Moscow and Beijing are getting closer not because of ideology, but because of interests and concerns, threats and opportunities

Jan 3, 2025 10:24 213

No Borders! The old friendship between Russia and China creates new threats  - 1

One of the pressing issues of 2025 will be the expansion of the partnership between Beijing and Moscow, writes an editorial in the "Guardian" newspaper, quoted by BTA.

Almost three years have passed since Xi Jinping and Vladimir Putin declared a friendship "without borders" - weeks before Russia invaded Ukraine in February 2022. Since then, they have distanced themselves from this verbal enthusiasm. Talk of "limitless" friendship was quickly abandoned, probably at Beijing's request. When Putin visited China in May last year, he said that he and Xi Jinping were "close as brothers". The Chinese leader was more reserved, calling the Russian president a "good friend and a good neighbor". It is noteworthy that China does not call Russia its ally, as Putin does with regard to Beijing.

Nevertheless, the partnership between them continues to expand and deepen in the economic, political and military spheres, which worries the West. The American Council on Foreign Relations recently described this partnership as "the greatest threat to vital US national interests in sixty years". The past 12 months have seen unprecedented military cooperation between Chinese and Russian forces - although the aim has been more to draw attention to their combined power than to achieve the interoperability that underpins the US-European alliance.

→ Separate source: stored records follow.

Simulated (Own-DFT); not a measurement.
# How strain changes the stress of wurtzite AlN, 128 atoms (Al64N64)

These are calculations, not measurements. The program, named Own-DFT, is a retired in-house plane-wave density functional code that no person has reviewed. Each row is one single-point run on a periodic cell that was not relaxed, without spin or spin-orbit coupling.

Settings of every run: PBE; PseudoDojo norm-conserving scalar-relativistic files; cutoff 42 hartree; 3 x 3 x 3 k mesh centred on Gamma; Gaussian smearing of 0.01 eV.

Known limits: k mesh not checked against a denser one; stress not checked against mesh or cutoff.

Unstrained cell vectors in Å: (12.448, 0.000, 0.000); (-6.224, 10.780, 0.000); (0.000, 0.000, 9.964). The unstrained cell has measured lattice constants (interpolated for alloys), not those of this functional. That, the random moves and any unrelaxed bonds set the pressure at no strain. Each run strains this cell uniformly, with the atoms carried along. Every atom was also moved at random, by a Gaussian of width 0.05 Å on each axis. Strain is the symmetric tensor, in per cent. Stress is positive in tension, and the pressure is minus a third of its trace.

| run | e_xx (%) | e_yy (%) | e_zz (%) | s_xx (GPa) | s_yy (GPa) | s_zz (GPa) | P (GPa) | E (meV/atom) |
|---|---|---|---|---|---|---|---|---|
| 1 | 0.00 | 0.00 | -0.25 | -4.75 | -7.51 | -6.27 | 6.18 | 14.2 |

The confrontation between the West and a China-Russia-led axis, in which Moscow is now the junior partner and which could include Iran and North Korea, is raising disturbing memories of the past. Old fears of nuclear war have been revived. An island - then Cuba, now Taiwan - could become a flashpoint.

But there is ample evidence that there are limits to the relationship between China and Russia, as the war in Ukraine has shown, notes the "Guardian". China is clearly reluctant when it comes to supplying arms and ammunition to Russia. Russian companies report growing obstacles as Chinese banks tighten rules in response to Western threats.

A look at the two sides’ security rhetoric seems to be as much about their combined power as it is about containing the other’s ambitions. Just as China’s support for Russia’s war in Ukraine has its limits, Russia has made it clear that it does not want to fight on China’s behalf.

Donald Trump’s return to the White House has raised expectations of a “Nixon in reverse”—a scenario in which the United States moves closer to Moscow and isolates China. Nixon’s move toward China was made possible by the extremely poor relations between China and the Soviet Union at the time. Both Russia and China have learned from this confrontation and are looking beyond one US presidential term.

China and Russia are coming together not because of ideology but because of interests and concerns, threats and opportunities. But these constraints create the ground for a more pragmatic and flexible relationship.